R' Joel Rich posted:
> Davened in the bet Knesset in Ben Gurion airport (NATBAG). There
> were about 15 men at various points in their private tfilot. One
> individual walked up to the amud and proceeded to daven out loud
> the entire tfila (kaddish, barchu etc) as if he were a shaliach
> tzibur. People (including new arrivals) answered even though
> they were at different points (if at all) of davening. There
> were possibly two people davening at his pace. Analysis?

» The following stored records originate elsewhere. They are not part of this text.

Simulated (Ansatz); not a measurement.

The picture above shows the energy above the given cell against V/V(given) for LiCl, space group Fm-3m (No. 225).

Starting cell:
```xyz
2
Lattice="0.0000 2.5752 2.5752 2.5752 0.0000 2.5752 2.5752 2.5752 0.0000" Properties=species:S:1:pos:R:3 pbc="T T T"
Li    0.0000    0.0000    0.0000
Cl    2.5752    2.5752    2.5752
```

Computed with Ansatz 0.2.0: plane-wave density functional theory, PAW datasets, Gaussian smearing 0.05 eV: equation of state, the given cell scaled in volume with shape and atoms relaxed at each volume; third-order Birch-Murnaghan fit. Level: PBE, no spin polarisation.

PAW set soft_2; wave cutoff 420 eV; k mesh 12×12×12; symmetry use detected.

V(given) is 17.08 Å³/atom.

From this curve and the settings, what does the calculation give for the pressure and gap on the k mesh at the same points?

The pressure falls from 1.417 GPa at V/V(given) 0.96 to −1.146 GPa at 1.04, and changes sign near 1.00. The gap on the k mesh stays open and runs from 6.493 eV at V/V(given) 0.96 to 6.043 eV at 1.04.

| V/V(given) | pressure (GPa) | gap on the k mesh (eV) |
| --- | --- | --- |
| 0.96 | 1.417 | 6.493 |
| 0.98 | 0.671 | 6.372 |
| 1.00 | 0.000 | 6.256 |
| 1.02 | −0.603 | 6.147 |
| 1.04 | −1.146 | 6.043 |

My best dan l'kaf zechus is:

This is exactly how this man acts at home, at his local minyan factory, and
he acted the same here by force of habit, not realizing the changed
circumstances. At home, the crowd is probably accustomed to his start time
and his speed, and they know how to pace themselves to reach Shmoneh Esreh
together. He simply didn't realize that the smaller crowd, and their
unfamiliarity with him, would render all that unlikely. I will leave it to
others to analyze whether or not you should have responded to his Barchu,
Chazaras Hashatz, etc.

But regarding Kaddish, I will take this opportunity to compare the above to
another very common situation: Maariv ends, and they all shuffle outside to
say Kiddush Levana. Each person begins when they get outside, even though
there is traffic and some people have already started while others are
still in the shul trying to get out. There is no chazan outside, who says
certain parts out loud so that the others can try to keep pace and be a
unified tzibur. Instead, at some unpredictable point, someone takes it upon
himself to say the last line of Alenu out loud, and expects the aveilim to
say Kaddish.

Is this Kaddish okay or not? Does halacha have a minimum definition of a
tzibur for saying kaddish? (I question whether these people constitute a
tzibur, or whether it's just a bunch of yechidim who happen to be saying
this tefilah more or less at a similar time.) Can a person unilaterally
decide to say a perek of Tehillim on an (all-men) bus and then say Kaddish
out of the blue? Maybe he can. If the Kaddish after Kiddush Levana is okay
as I've described it, then maybe the Kaddish on the bus and in the airport
were also okay.

Akiva Miller

Note: This lack of coordination at Kiddush Levana is a pet peeve of mine; I
feel that Kiddush Levana should be done more like Pesukei Dzimra, with a
chazan saying a line from each paragraph aloud. Yes, I know that in many
shuls, the chazan says none of Pesukei Dzimra aloud until Yishtabach. I
find that incredibly inconsiderate, especially towards guests (unless there
is a sign posted about what time they expect to reach Yishtabach, which is
very rare). One Shabbos, I was visiting a certain yeshiva, where the start
time for Shacharis was publicly posted, but I soon realized that the Chazan
was going to be silent for all of Pesukei D'zimra. So I asked several
locals what time they'll be reaching Shochen Ad, so that I could pace
myself, and/or skip selected paragraphs if necessary. Several people had no
idea what time to aim for, and the one person who did answer me was in
error by five full minutes. If anyone can offer advice for how to daven in
such places, I would really appreciate it.